Posted on 06/26/2024 1:20:17 PM PDT by Red Badger
The IBM 3380 Direct Access Storage Device (DASD) marked the pinnacle of 14-inch disks in 1981. Utilizing nine platters, it broke the 1 gigabyte barrier with a total capacity of 1,260 MB and ultimately reached 2.52 GB when two HDAs were paired. A three-capacity version was offered in 1987.
The IBM 3380 was revolutionary not just for its storage capacity but also for its impact on the data storage industry. It represented a significant leap in technology, providing businesses with unprecedented storage capabilities that were essential for the growing demands of data processing in the 1980s.
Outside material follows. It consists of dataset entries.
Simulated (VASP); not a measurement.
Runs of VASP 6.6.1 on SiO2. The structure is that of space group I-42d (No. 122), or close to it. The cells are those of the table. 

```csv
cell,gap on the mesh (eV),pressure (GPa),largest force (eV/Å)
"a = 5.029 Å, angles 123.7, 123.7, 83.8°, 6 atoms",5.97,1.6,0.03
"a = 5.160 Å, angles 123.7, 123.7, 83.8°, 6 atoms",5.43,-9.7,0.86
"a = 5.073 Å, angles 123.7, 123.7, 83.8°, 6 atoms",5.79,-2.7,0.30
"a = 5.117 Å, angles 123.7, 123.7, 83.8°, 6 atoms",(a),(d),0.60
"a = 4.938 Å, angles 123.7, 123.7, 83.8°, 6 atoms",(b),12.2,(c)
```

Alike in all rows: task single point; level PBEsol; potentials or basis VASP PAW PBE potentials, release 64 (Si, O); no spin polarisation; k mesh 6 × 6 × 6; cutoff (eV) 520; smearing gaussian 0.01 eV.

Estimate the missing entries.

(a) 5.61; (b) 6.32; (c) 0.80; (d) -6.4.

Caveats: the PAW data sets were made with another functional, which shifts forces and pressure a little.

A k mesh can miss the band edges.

One HDA (as pictured) cost approximately $50,000, weighed 64 pounds, and the set was stored in the largest cabinet ever used for disks, measuring one meter wide, one meter deep, and two meters high. The IBM 3380 offered customers the ability to store "up to 2.52 billion characters of information," which was four times the amount previous IBM storage devices were capable of. This came at a hefty cost.
The IBM 3380 was available in different models with various feature sets depending on customer requirements (e.g., control functions and fixed head technology). Based on those requirements, IBM 3380 storage devices were sold for $97,000 to $142,000 each, in 1980s dollars. The high cost of the IBM drive was justified by the substantial increase in storage capacity it provided. It played a crucial role in industries that required large-scale data storage, such as banking, telecommunications, and scientific research.
By 1991, IBM had squeezed 1 GB into the 3.5-inch, eight-platter 0663 Corsair HDD, and by 2018, you could purchase a 16 TB 3.5-inch Seagate hard drive off the shelf, which equates to the storage space of more than 10,000 IBM 3380 HDAs.
Tech History Ping!................
“Gentlemen, start your platters!”
To me, there were two significant improvements to the original IBM PC architecture. Number one was the internal hard drive. USB = #2.
My first true hard drive was 15 meg — 90 lbs
Winchester — took 3 minutes to stabilize before heads could access platters.
Hell, a DemocRAT congress-critter can store zero bytes of information on a five-hundred page piece of legislation.
And a liberal kollege pro-phessor can exceed that by a factor of ten in his/her/its book(s).
USB was a real game changer.
USB forever! Or something like it.
Did you need to park the drive heads as part of the shut down?
I remember the removable 10MB RL02 disk packs from DEC, handled a LOT of those in the 80's.
The capability and cost have both improved dramatically.
The problem: when it fails you are back to zero.
For example, the CDK software hack shut down the systems of half the car dealers in the country last week. It is still going, and will continue until at least the end of June.
They are doing sales, leasing, service, repairs all by hand.
The only parking done in the early 80s that didn’t involve the tongue.
I remember the first small one gig hard drive that fit in a memory card slot. Some $300 — for digital cameras.
Looks like it’s about the size of a Mazda Wankel engine.
Looks like you need to check your calibers.
Now there's this:
San Disk Extreme - 256 GB for $27
That’s why you backs ups and redundancy.
I started out my IT career after the Navy working on 14-inch platters. Then at Maxtor and later Seagate with 5-1/4-inch full-size Winchester drives—for years I had a 5MB drive, may still have it in a box somewhere. Now I’ve got multi-terabyte USB flash drives!
-PJ
They should add the cost of computer memory to the other FR article about how living in America is so much cheaper under Joe Biden.